Climate Change Emerges as Key Issue in Close Finland Election

Policy

A televised debate ahead of Finland's general election, which took place Sunday; the leader of the winning Social Democratic party Antti Rinne is second from the right, and the leader of the second-place-winning Finns Party Jussi Halla-aho is first on the left. JUSSI NUKARI / AFP / Getty Images

The center left Social Democrats secured a narrow victory Sunday in a Finnish election dominated by the question of climate change.

In Finland, one-third of which sits above the Arctic Circle, most parties campaigned on taking greater climate action, while the nationalist Finns party argued against climate policy that it said required sacrifices from the populace.


“Never before has climate and the limits of planet Earth been discussed with such seriousness in Finland,” Greenpeace Finland said, as the Associated Press reported. The group called it “the climate election.”

However, that climate focus could have helped the Finns Party come in a close second, some analysts said.

“Well-meaning people wanted to make these elections climate elections, but they only set the table for an election victory for the Finns Party,” Helsingin Sanomat columnist Saska Saarikoski tweeted ahead of the election, as The New York Times reported. “Could we learn something from this?”

In the final tally, the winning Social Democrats took 17.7 percent of the votes, while the Finns Party won 17.5 percent. The center-right National Coalition won 17 percent and the current Prime Minister’s Centre Party took 13.8 percent, making this the first Finnish general election in one-hundred years in which no party has claimed more than 20 percent of the vote, Reuters reported.

During the election, eight of the nine parties offered plans to keep global warming to 1.5 degrees Celsius above pre-industrial levels, such as taxing meat or airfare or limiting logging. The Finns Party, meanwhile, presented these proposals as sacrifices imposed on ordinary voters by an urban elite.

“Climate hysteria wrecks the Finnish economy and industry, and it destroys the fruits of decades of work by citizens,” Finns Party chairman Jussi Halla-aho said in a video blog reported by The New York Times.

The Finnish election broke a trend in northern European elections by seeing climate displace immigration as the right’s favorite hot-button issue. Project manager at climate think-tank Adelphi Stella Schaller told The New York Times that the right could begin to exploit climate across Europe.

“They use identity-laden frames, such as national independence, the homeland, our nature and environment,” Schaller said. “They make it an emotional issue by fueling fears of rising energy prices and higher consumer costs. The way they communicate about this is dramatic and personal.”

Anita Hellman, who canvassed for the Social Democrats, said she felt the Finn Party had distorted her party’s message, making voters believe “the Social Democrats will come and rip your car out of your front yard.”

However, many other voters in Finland want more ambitious climate policy.

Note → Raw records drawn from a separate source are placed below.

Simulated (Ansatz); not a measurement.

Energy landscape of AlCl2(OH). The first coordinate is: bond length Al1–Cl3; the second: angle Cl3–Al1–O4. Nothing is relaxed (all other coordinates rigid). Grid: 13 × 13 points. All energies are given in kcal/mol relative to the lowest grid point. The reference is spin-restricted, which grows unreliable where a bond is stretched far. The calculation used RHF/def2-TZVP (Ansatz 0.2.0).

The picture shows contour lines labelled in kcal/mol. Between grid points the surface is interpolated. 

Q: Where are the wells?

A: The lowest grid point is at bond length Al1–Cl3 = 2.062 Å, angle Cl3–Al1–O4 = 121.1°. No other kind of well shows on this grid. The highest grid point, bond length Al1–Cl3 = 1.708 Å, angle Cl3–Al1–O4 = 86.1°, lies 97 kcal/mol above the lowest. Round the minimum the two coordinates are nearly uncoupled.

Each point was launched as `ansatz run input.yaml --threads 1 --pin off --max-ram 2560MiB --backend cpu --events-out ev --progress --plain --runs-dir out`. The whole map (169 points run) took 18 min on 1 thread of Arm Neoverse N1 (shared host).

“For everybody, it’s about the climate. It’s kind of a climate election. Everybody’s feeling some kind of a depression about it,” Helsinki interior architect Sofia Frantsi, 27, said, according to the Associated Press.

Young people have been inspired by protests led by Swedish teenager Greta Thunberg. University of Helsinki political science lecturer Tuomas Yla-Anttila said only a minority were swayed by Finn’s positions, though that minority could still make a difference given that the vote was divided between nine parties, according to The New York Times.

Despite the nationalists’ close second, it is Social Democratic Party Chairman Antti Rinne who will have the first chance to form a government, which means he could be the first left-wing prime minister in the country since 2003, CNN reported.

“For the first time since 1999 we are the largest party in Finland,” he told supporters in Helsinki, according to Reuters.